State v. HagermanAnnotate this Case
244 S.W.2d 49 (1951)
STATE v. HAGERMAN.
Supreme Court of Missouri, Division No. 2.
November 12, 1951.
Motion for Rehearing or to Transfer to Denied December 10, 1951.
*51 Harold L. Hagerman, Pro se.
J. E. Taylor, Atty. Gen., R. Wilson Barrow, Asst. Atty. Gen., for respondent.
Motion for Rehearing or to Transfer to Court en Banc Denied December 10, 1951.

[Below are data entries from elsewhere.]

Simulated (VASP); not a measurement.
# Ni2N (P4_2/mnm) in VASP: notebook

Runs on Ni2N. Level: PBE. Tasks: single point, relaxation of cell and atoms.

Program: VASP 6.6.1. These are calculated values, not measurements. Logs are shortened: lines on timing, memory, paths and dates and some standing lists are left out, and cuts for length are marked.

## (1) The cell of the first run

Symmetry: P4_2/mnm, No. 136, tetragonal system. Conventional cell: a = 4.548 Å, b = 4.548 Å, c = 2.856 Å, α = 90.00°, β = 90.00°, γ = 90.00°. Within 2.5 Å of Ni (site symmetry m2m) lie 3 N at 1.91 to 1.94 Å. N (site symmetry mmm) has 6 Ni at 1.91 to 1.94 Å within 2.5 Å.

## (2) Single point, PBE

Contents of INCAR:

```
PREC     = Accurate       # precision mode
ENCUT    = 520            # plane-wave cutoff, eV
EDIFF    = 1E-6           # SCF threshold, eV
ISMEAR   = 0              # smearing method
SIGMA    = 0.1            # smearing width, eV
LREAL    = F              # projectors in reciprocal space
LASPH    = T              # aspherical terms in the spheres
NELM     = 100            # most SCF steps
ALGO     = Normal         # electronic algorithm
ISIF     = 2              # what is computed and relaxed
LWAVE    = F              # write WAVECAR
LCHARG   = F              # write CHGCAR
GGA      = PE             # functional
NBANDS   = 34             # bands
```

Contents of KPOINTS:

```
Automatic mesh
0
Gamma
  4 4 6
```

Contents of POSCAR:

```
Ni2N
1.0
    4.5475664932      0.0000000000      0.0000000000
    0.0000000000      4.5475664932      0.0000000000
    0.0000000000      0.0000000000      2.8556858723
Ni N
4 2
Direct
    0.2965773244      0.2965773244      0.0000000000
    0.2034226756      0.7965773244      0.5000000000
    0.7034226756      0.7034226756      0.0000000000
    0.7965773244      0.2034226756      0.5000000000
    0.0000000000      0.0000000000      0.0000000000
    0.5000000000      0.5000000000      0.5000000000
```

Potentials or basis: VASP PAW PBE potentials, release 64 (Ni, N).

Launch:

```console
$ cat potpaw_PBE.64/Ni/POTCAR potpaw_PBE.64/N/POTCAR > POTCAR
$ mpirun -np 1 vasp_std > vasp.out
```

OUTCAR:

Harold Lee Hagerman has been found guilty of felonious assault (under the malice section of the statutes, 559.180) with intent to rob with a pistol, and of having served two prior felony convictions in other jurisdictions. He was sentenced to life imprisonment and upon this appeal urges that there was no evidence of his guilt of an assault with intent to rob with malice or of his intent to rob without malice under Section 559.190, and that the court erred in submitting his guilt under these two sections to the jury, and in refusing to instruct the jury upon the subject of common assault. It is urged that the malice section was intended to cover assaults of an aggravated or vicious nature and that there was no proof of malice because there was no threat or gesture from which it was a fair inference that the gun was to be used as a bludgeon and no evidence that the gun was a deadly weapon because there was no proof that is was loaded. As to both sections it is urged that there was no proof of an intent to kill or to do great bodily harm or of the victim's fear of death or great bodily harm. As to the merits of the conviction it is also urged that the court erred in admitting in evidence the records of the Arkansas State Penitentiary and that the evidence of his prior convictions was insufficient to establish his guilt under the Habitual Criminal Act, Mo.R.S.1949, Secs. 556.280, 556.290.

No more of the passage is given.